1. Big Monthly Planner – A big calendar made for big plans and big dreams. Mark all of your important dates, and never miss a meeting, class, or event again.

2. Thought Cloud Sticky Notes – Have a brilliant idea? Write it down! Don’t want to forget something brilliant your teacher said? Note it.

3. Moleskine Classic Notebook – Take notes, write down your to-do’s, and jot down your ideas and accomplishments.

4. Sharpie Chisel Assorted 8 Pack – When you want to make a statement, do so in a big and colorful way. Sharpies are perfect for labeling, notes, and crossing things off of your to-do list!

5. Pencil Case – A durable pencil case will hold your statement Sharpies, writing tools, school ID, and anything else you need for class. We like the handle at the end for easy access from your backpack.
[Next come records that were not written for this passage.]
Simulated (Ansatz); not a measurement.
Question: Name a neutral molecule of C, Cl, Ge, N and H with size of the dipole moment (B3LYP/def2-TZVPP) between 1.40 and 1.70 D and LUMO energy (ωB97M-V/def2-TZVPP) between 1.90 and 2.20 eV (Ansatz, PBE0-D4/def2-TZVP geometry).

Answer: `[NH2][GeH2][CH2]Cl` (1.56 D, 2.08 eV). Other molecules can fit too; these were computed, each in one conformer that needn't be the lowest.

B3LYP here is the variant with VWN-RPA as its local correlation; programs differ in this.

6. Camelbak Water Bottle – You all know very well that water is incredibly important. Stay hydrated throughout your classes, sports practices, and after-school clubs with a reusable water bottle.

7. Lime Green Streamer Binder – Your backpack can get pretty packed. Avoid wasting time searching for specific class binders and just assign patterns and colors to each class. This binder definitely stands out.

Image: Laiwan Ng, Flickr (edited)

Professional SpotlightSpotlight

As Online Content Lead at General Assembly, Candace Williams has a lot of responsibility. She keeps the content moving along, interacts with all of her teams, and has long days that vary in tasks. After spending time earning her Masters in teaching from Stanford and then becoming a teacher, Candace knows quite a bit about education. Paired with her love for technology, Candace is a perfect fit as an Online Content Lead. Candace advises to not stay on one path, to take advantage of opportunities, and to hustle hard. We are inspired by Candace’s work ethic and her passion for both teaching and learning. 

Name: Candace Williams
Age: 27
Education: Bachelor of Arts from Claremont McKenna College, Master of Arts/Teaching Credential from Stanford University
Follow: Twitter / General Assembly

How do you define ‘seizing your youth’?

Seizing your youth means trying new things and hustling hard on something. Even if it doesn’t work out, try new things and learn about yourself. Be willing to push the envelope.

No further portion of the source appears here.